5.3 If circumstances arise with regard to persons and/or materials which the seller uses or is accustomed to using in the performance of the agreement, which are of such a nature that the performance of the agreement becomes impossible or so difficult and/or disproportionately expensive that fulfilment of the obligation under the agreement can no longer reasonably be required, the seller is entitled to terminate the agreement.


Article 6 Warranty

6.1 The seller guarantees that the goods delivered by it are free from design, material and manufacturing defects for a period of 1 year after the moment of delivery.

6.2 If a complaint under the warranty is found to be justified by the seller, the seller is only obliged, at his discretion, to deliver the missing item, replace the item to which the complaint relates or refund the price to the buyer upon return of the items to which the complaint relates.

6.3 The seller is liable for damage resulting from a defect in the delivered goods in accordance with the provisions of Article 10 (Liability).

6.4 The warranty shall lapse if the buyer causes the damage by incorrect handling of a guaranteed item.

6.5 If the defect of the product is attributable to a third party, the seller is entitled to transfer the warranty claim against the relevant supplier to the buyer. In that case, the seller can only be held liable if the buyer has asserted the claims against the relevant supplier.


Article 7 Retention of title

7.1 The goods delivered by the seller shall remain the property of the seller until the buyer has fulfilled all subsequent obligations arising from all purchase agreements concluded with the seller:- the consideration(s) relating to the goods delivered or to be delivered themselves;- the consideration(s) relating to services performed or to be performed by the seller under the purchase agreement(s); - any claims arising from non-compliance by the buyer with this/these agreement(s).

7.2 The property law consequences of an item intended for export shall be governed by the law of the country of destination of the item in question, if the retention of title under the law of the country of destination does not cease to have effect until the full price has been paid, unless the seller determines otherwise.

7.3 Items delivered by the seller, which are subject to the retention of title pursuant to paragraph 1, may only be resold in the context of normal business operations. Furthermore, the buyer is not authorised to pledge the items or to establish any other right to them.

7.4 The seller hereby reserves the right of lien as referred to in article 3:237 of the Dutch Civil Code on delivered goods that have become the property of the buyer through payment and that are still in the buyer's possession, as additional security for claims, other than those referred to in paragraph 1 of this article, that the seller may have against the buyer for whatever reason. The authority included in this paragraph also applies to goods delivered by the seller that have been processed or worked by the buyer, as a result of which the seller has lost its right of retention of title.

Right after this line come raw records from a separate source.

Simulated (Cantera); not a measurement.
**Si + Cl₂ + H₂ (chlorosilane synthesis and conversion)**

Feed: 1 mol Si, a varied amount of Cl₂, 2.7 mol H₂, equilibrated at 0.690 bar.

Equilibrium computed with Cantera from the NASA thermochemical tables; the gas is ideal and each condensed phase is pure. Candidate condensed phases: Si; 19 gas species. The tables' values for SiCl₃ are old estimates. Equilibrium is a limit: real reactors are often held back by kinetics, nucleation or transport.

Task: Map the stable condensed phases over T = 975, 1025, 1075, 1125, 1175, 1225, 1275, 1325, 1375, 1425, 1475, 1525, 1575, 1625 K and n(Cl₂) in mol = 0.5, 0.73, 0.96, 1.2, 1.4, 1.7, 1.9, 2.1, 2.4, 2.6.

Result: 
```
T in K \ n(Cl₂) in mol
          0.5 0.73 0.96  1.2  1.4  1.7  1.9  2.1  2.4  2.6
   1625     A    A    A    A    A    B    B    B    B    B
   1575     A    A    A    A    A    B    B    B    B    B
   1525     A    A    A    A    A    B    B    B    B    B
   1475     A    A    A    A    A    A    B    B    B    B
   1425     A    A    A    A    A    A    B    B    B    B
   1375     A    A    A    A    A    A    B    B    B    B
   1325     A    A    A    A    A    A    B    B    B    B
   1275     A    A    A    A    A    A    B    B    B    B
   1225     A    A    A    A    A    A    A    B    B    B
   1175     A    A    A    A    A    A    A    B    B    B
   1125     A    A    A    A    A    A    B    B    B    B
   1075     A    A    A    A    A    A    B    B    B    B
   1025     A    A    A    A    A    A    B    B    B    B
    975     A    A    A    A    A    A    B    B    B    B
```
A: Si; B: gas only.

7.5 If the buyer fails to fulfil the obligations or there is reasonable fear that the buyer will not do so, the seller is entitled to remove or have removed delivered goods to which the retention of title referred to in paragraph 1 applies from the buyer or third parties holding the goods for the buyer. The buyer is obliged to provide full cooperation in this regard, under penalty of a fine of 10% of the amount owed by the buyer per day.

7.6 If third parties wish to establish or assert any right to the goods delivered under retention of title, the buyer is obliged to inform the seller as soon as may reasonably be expected.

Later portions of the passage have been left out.